The downward direction of the air or water has two effects on
the flow through the system. First, it separates the flow from
the top of the duct. This separation is what inhibits the
pressure under the top of the duct from decreasing. If the
pressure under the top of the duct were allowed to decrease too
much then the positive lift generated from the bottom of the
duct, the internal wing, would be negated by the negative lift
generated by the top of the duct.
Second, the downward direction of the flow off the back of
the coanda laminates this air or water to the flow that has come
into the system and onto the internal wing from under the
coanda. Therefore, the IWA design doubles the mass of the air or
water that is flowing over and operating on the internal wing.
The lift produced increases exponentially with the mass of the
medium operating on the wing. Also, the lamination process
combined with the confining effect of the sides of the duct
squeezes the flow in much the same fashion as your thumb
squeezes the flow of water when you place it over the end of a
running garden hose. This squeezing action produces a venturi
effect that results in an increase in velocity of the flow
through the internal wing system. Lift also increases
exponentially with the velocity of the flow through the system.
In addition, the increase in velocity produces thrust. We call
this thrust producing effect Dynamic Natural Propulsion.

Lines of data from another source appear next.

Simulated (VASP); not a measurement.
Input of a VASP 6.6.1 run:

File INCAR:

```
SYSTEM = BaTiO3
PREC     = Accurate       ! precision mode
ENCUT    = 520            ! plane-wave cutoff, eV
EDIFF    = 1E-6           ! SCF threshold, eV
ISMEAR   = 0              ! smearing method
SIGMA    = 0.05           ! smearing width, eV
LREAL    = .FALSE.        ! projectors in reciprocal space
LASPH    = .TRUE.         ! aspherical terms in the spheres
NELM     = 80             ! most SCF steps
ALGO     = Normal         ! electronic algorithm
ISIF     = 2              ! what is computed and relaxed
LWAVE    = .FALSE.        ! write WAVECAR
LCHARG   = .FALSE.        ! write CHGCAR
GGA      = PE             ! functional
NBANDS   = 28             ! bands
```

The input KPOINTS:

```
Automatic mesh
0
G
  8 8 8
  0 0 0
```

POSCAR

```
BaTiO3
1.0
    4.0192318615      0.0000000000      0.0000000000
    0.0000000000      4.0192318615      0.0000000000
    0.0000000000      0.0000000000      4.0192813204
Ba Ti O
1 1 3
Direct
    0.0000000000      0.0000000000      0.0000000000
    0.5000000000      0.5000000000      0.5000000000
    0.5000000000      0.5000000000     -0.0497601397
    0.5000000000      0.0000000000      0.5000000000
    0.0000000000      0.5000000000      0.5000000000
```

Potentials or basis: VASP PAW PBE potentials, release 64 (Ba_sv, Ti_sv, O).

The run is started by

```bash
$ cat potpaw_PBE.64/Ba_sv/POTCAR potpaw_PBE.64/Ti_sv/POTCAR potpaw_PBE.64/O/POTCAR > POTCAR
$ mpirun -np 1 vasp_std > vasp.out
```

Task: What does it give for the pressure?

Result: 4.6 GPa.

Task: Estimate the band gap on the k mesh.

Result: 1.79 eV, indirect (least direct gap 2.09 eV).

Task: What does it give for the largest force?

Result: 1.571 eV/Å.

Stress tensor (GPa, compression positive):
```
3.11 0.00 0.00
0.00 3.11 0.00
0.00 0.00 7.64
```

The venturi effect is the same phenomenon utilized by
designers of jet engines. So, in essence the IWA system becomes
its own engine. The bottom line is the mass of the flow
operating on the wing is doubled and the velocity of the flow
through the system is dramatically increased. All of this adds
up to a design that, amazingly, creates its own lift and thrust.
The applications for the Internal Wing Aircraft are endless.
With a 29.6 pound lift per horsepower (compare to a typical
helicopter with a 5 - 12 pound lift per horsepower), the IWA can
vertically lift heavy loads and transport great distances. Due
to the increased lift generated by the wing design, up to 75%
less fuel will be consumed, a great boon to our environment.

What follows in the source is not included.